Adobe Premiere Lesson 7F – Shadow & Highlights

Shadow & Highlight is the final effect available in the Adjust group. It can be useful to correct exposure problems within an image or video clip. For instance, a clip may appear too bright in some areas, yet too dark, with too much contrast in others. Select the effect and apply it to the Fisherman 1 video clip or any other clip that you have on your Timeline.

Effect Properties
Ensure that the “More Options” triangle has been twirled down to view all of the options available.

Auto Amounts
When the effect is applied, the Auto Amounts option is checked automatically and the Shadow & Highlight manual adjustment controls are greyed out so that they may not be altered. Switch the “Fx” button on and off to observe the effect upon your image. If your video clip has been captured with good lighting and exposure then the auto-corrected difference may be subtle. Let’s look at a before and after on our Fisherman 1 video clip. The image on the left is the original.

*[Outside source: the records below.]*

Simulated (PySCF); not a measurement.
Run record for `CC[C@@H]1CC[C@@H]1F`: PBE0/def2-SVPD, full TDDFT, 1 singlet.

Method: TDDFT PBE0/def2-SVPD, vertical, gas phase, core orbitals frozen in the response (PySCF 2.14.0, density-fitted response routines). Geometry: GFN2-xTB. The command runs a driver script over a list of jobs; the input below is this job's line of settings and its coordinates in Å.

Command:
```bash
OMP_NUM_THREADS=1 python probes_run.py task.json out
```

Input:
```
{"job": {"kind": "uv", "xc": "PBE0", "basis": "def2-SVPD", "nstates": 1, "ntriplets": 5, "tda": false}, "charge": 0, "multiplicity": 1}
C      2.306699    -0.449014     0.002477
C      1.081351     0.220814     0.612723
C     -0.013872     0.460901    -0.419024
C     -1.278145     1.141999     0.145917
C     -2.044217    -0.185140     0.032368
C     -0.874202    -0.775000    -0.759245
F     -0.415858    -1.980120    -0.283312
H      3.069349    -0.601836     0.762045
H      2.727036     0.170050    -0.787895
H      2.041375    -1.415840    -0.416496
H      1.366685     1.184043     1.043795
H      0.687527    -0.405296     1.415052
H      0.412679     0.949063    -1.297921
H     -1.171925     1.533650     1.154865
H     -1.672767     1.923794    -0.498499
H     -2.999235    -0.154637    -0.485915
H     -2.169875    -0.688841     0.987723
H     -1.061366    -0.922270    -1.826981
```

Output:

Look at the side of the green boat, the change is the most noticeable there. There is quite a good balance within the original image, so it has not been altered too much.

Temporal Smoothing
With the auto settings checked, Premiere CS6 will analyse the video on a frame by frame basis which will create an unnatural result if the lighting conditions change within the video clip. With Temporal Smoothing increased, Premiere analyses several frames at a time, to employ a more gradual change.

Scene Detect
This works with Temporal Smoothing in that Premiere will detect a change of scene within the clip, and ignore those frames when making smoothing calculations.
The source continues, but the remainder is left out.